July 2021
Compared with June 2021
So July was a quieter month than it might look on paper — 22 activities, just under 984 minutes of moving about, which sounds respectable until you realise June clocked 42 activities and over 2,000 minutes. The bulk of July's effort came from running: 12 sessions, 93.9 kilometres, and a pace that crept out to 5:26 per kilometre on average, which I'm choosing to blame on the heat rather than anything else. The highlight, if you can call it that, was racking up 32 personal records across the month — a number that sounds impressive right up until you remember that Strava will hand you a PR for running a segment slightly less slowly than you did in January. There was also a single FiiT Workout in there, 25 minutes of indoor effort, which I'm counting as cross-training and absolutely not as evidence that I couldn't face going outside.
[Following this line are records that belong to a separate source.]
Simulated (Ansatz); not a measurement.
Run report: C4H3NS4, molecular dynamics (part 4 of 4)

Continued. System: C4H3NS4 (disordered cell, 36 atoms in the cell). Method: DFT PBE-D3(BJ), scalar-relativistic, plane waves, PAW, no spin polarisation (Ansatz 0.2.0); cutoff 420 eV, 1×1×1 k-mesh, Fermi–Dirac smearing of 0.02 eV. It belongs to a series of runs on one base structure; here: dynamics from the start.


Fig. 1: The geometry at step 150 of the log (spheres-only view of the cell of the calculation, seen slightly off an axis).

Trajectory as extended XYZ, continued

So compared to June, the drop-off is fairly stark — fewer activities, less time, fewer kilometres on the walks in particular (39.8km in July against 119.1km in June, which is a remarkable cliff edge). June had a proper mix going on: swimming, weight training, multiple cardio sessions, a level of variety that made me look almost organised. July, by contrast, was essentially running and walking, with one workout thrown in for appearances. Part of me suspects that the long summer evenings, which in theory should make everything easier, somehow conspire to produce exactly this kind of comfortable drift. The slightly encouraging news is that the running volume held up reasonably well, and 86 achievements suggests Strava at least thinks I'm trying. Going forward, I probably need to rebuild some of that cross-training habit before I convince myself that running alone is a complete fitness strategy — which, history suggests, never ends particularly well.